On April 5, 2016, the U.S. Bankruptcy Court for the Northern District of Illinois upheld a Chapter 11 filing by a limited liability company even though the LLC’s operating agreement required the consent of the “Special Member” to the filing, and the Special Member did not consent. In re Lake Michigan Beach Pottawattamie Resort LLC, No. 15-bk-42427, 2016 WL 1359697 (Bankr. N.D. Ill., April 5, 2016).
In connection with the execution of a forbearance agreement on August 21, 2015, the LLC executed an amendment to its operating agreement which appointed its lender as a “Special Member” of the LLC with the right to approve or disapprove any “Material Action” including a filing for bankruptcy. The amendment also provided that the Special Member would owe “no duty or obligation to give any consideration to any interest of or factors affecting the Company or the Members.” After the LLC defaulted under the forbearance agreement, the lender scheduled a foreclosure sale. Before the sale occurred, the LLC filed under Chapter 11 in order to stay the foreclosure. All of the LLC’s members consented to the filing except for the lender, as the Special Member. The lender moved to dismiss the filing on the basis that it was not authorized by the LLC’s operating agreement.
The bankruptcy court denied the lender’s motion. The court acknowledged in its opinion “that there is a well-established commercial practice” of using “blocking directors” in connection with a loan made to bankruptcy remote special purpose entities; that is, entities that are created to own only a single property and to be very unlikely to file for bankruptcy protection. The court stated that bankruptcy law and policy are not offended by such practice where the “blocking director” retains a fiduciary duty to make decisions that are in the interest of the entity, as opposed to the lender alone. The court distinguished the LLC’s situation in the instant case from the established commercial practice on the basis that under the LLC’s amended operating agreement the Special Member was relieved of its fiduciary duty to the LLC. The court concluded that the elimination of the Special Member’s fiduciary duty to the LLC, combined with its right to block a bankruptcy filing, was contrary to public policy under Michigan and bankruptcy law. As a result, the court ruled that the blocking member provision in the LLC agreement was void and that the bankruptcy filing was authorized.

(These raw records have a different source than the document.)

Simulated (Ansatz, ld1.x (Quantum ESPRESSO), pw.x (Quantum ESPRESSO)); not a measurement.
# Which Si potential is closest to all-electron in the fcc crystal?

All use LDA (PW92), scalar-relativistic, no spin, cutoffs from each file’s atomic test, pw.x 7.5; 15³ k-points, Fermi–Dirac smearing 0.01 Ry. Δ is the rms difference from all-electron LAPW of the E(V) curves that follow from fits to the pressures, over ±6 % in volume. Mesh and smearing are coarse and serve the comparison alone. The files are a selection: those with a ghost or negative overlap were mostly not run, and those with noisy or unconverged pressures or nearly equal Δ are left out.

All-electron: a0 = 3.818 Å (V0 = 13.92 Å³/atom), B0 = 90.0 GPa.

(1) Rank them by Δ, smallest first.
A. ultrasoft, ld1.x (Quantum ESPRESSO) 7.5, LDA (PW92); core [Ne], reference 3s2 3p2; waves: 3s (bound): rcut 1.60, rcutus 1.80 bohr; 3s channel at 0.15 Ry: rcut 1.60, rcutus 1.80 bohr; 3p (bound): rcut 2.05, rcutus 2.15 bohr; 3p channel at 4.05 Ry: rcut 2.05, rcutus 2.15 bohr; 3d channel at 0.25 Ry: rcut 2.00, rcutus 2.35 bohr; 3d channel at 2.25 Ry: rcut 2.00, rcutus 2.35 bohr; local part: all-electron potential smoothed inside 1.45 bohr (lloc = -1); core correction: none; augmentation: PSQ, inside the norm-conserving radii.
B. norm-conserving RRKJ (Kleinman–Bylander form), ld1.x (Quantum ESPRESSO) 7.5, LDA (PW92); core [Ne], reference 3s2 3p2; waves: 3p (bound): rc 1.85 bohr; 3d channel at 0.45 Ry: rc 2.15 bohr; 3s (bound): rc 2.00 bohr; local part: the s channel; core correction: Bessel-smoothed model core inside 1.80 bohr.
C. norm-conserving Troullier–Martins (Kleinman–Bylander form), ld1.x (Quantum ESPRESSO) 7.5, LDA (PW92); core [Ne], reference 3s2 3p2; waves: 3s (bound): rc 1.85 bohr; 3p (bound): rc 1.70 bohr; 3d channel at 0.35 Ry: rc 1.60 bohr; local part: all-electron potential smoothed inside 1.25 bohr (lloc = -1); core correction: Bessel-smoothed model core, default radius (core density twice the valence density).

The Lake Michigan court’s decision was made in response to a lender’s overreaching and should be limited to its facts. The court indicated that by-law or operating agreements that appoint a “blocking director” or member are generally enforceable so long as the director or member is not relieved of its fiduciary duty to act in the interest of the entity. Under the Lake Michigan decision, lenders that go beyond this line may fail in their effort to prevent a bankruptcy filing.